Nobody is replying… interesting
OK, I believe I have the answer to the CUDA_ERROR_LAUNCH_FAILED error. There would appear to be two pretty critical numbers that are fed to the decoder in the CUVIDDECODECREATEINFO structure:
ulNumDecodeSurfaces : this relates directly to the size of the PicIndex circular buffer. Not sure what happens if this is too small, but I suspect it isn’t nice. There appears to be a limit on this of 32.
ulNumOutputSurfaces : No idea what this controls, but when I changed it from 2 to 10 the errors stopped.
I am running what is considered to be the decoder post-processing (mapping the frame, color conversion, conversion to RGB, and unmapping the frame) in a separate thread. I suspect that if my queue for this thread exceeds the number of decode surfaces bad things will happen with the PicIndex circular buffer and things will fail. Evidently, there is something going on with the number of output surfaces as well.
What impact on memory does the number of output surfaces have? I have a 2GB GTX 670 card, but I would like my code to be able to be run on significantly smaller amounts of RAM on smaller cards.
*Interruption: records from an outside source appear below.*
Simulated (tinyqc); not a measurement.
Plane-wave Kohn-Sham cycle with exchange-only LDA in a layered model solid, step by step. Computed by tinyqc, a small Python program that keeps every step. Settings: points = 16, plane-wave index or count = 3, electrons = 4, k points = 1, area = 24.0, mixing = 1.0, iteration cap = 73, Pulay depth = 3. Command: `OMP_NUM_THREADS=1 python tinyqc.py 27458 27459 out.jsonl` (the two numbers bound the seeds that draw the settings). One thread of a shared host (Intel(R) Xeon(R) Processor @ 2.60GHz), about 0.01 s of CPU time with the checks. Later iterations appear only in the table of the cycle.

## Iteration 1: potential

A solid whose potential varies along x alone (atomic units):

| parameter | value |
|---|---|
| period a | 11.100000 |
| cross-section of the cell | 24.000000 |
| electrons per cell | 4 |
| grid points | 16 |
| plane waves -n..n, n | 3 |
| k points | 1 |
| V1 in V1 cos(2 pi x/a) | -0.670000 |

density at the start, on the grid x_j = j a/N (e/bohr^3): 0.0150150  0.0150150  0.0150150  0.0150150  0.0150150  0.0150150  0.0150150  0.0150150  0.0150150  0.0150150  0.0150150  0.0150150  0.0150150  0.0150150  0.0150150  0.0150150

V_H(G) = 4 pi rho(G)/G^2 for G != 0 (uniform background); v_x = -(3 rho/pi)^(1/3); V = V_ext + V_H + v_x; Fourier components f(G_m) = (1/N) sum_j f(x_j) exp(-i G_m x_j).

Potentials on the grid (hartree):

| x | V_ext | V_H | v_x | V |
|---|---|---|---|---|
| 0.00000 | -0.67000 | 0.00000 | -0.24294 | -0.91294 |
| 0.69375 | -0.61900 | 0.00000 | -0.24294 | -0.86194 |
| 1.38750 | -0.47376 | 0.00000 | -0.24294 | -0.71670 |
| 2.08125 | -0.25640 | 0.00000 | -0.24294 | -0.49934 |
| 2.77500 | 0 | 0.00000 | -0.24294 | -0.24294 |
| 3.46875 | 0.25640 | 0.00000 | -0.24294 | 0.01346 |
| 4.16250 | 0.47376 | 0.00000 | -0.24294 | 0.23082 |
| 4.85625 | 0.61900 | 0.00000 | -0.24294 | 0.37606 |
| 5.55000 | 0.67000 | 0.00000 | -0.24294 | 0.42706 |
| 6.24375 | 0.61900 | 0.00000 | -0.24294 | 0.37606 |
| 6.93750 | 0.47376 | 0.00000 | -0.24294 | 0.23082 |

There is a statement in the cudaDecodeD3D9 sample that says they are limiting the decode memory to 24MB by limitimg 1.5 * frame pixels to 16,777,216. OK, sounds reasonable - except with most cards having at least 256MB available isn’t 24MB a little aggressive a limit?
And why is there no comment about the number of output surfaces and what effect that has on memory?